The handle of this knife is carved from a single piece of cedro wood (Cedrela odorata) and takes the form of a crouching man dressed as an eagle warrior. The warrior looks out from the open beak of the eagle headdress and clasps the haft of the flint knife. The hafting of this blade is bound with cord made from maguey (Agave) fibre and coated with pale yellow Protium resin. The eagle warrior mosaic is made from turquoise, shell and malachite. At least four kinds of shell are used: red Spondylus (thorny oyster), white Strombus (conch), pink Stombus gigas (queen conch) and iridescent Pinctada (mother-of-pearl). Pine resin is used to hold the mosaic in place and provides the decorative inlay.

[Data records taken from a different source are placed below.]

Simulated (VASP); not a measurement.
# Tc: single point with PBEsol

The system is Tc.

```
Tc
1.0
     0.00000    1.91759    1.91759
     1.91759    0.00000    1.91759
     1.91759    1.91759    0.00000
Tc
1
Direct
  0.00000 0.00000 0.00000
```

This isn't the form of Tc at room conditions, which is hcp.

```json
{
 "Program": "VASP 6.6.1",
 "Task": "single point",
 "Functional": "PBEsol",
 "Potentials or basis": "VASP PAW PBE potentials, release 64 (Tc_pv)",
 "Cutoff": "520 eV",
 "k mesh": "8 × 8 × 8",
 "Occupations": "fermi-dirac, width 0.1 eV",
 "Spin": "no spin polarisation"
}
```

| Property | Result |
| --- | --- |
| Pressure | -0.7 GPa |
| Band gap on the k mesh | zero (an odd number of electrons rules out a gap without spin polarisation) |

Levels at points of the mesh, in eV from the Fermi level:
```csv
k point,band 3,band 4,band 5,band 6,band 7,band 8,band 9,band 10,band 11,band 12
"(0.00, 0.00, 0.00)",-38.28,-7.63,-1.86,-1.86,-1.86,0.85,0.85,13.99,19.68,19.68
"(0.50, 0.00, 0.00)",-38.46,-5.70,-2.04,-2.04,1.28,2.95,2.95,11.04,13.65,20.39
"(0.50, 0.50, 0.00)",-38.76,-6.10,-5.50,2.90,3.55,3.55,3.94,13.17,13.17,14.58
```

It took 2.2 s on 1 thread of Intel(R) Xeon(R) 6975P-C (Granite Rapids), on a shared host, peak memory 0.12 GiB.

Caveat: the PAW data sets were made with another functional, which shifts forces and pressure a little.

Plain, unadorned knives served many practical purposes in hunting, food preparation and warfare, while more ornate decorated examples were probably reserved for rituals, possibly ritual blood sacrifice. Flint blades were often placed in temple offerings, sometimes set vertically in resin to represent the glyph tecpatl (meaning flint). This glyph is associated with one of the ‘year-bearers’ in the Mexica 260-day ritual calendar and with the north cardinal point, the direction of death and cold. Death and blood, in Mesoamerican thought were linked to the sun’s life-giving power. Eagle warriors were a prestigious military order, the ‘fighters of the daytime’. In Mexica mythology the eagle represented the power of the day and was believed to carry the sun into the sky from the underworld each morning. Blood, as a powerful life substance, was an integral part of the cyclicality of time and the natural environment. The transference of substances such as blood is conceptually associated with impersonation. As such, a person impersonating an eagle warrior is a direct reference to the function of the object.
Only a few elaborately decorated knife handles survive. This one is a rare example where the blade and handle have survived together. Radiography has revealed that the hafting is far too shallow for the knife to have been fit for practical use so its ceremonial purpose must have been symbolic rather than functional.